A series of warnings

If a new monogenetic volcano began to emerge at this time, the signs prior to its appearance would be clear. The first manifestations, the light and increasingly frequent earthquakes, would be detected by the stations of the National Seismological Service. Mexican geologists know the ins and outs of a volcano’s birth firsthand. In 1943, the State of Michoacán witnessed the birth of Paricutín, a monogenetic volcano that arose in the Michoacán-Guanajuato Volcanic Field, whose slow but relentless lava flows buried the towns of Paricutín and San Juan Parangaricutiro. “These phenomena [the birth of volcanoes] are premonitory events, earthquakes and gas emissions that allow us to identify that a new body of magma is rising,” says the expert. “The history of the Paricutín eruption was very well documented, and at least a year beforehand, earthquakes began in the region. As time progressed, the frequency and recurrence of the earthquakes gradually increased until they became very evident, all before the eruption began.”

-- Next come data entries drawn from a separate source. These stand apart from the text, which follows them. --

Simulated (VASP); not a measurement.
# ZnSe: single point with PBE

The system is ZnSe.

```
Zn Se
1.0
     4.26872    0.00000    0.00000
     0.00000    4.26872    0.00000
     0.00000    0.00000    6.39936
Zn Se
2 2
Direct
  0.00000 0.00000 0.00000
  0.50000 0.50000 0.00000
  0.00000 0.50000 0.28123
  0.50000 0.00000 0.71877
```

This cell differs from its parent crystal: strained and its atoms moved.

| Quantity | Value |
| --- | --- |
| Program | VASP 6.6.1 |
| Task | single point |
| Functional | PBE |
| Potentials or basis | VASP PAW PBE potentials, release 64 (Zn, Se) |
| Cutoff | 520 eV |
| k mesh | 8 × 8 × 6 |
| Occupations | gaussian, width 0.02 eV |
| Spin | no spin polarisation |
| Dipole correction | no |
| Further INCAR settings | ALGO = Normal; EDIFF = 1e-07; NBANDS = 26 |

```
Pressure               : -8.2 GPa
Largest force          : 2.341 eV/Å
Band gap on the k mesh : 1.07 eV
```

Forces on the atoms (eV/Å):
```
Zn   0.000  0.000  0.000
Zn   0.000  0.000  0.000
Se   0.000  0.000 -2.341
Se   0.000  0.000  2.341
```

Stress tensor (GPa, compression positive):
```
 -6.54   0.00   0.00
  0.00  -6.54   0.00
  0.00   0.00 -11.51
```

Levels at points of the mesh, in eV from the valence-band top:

The researcher makes a new call for calm. “There are people who are alarmed that a volcano will arise overnight, and that is not possible,” he says, dispelling the doubts and listing the scientific certainties: “At the moment, we do not have any evidence that it is happening. What we know is that in the south of the city there is an active monogenetic volcanic field and that there is a probability that in the future, we do not know when, a new volcano may be produced.”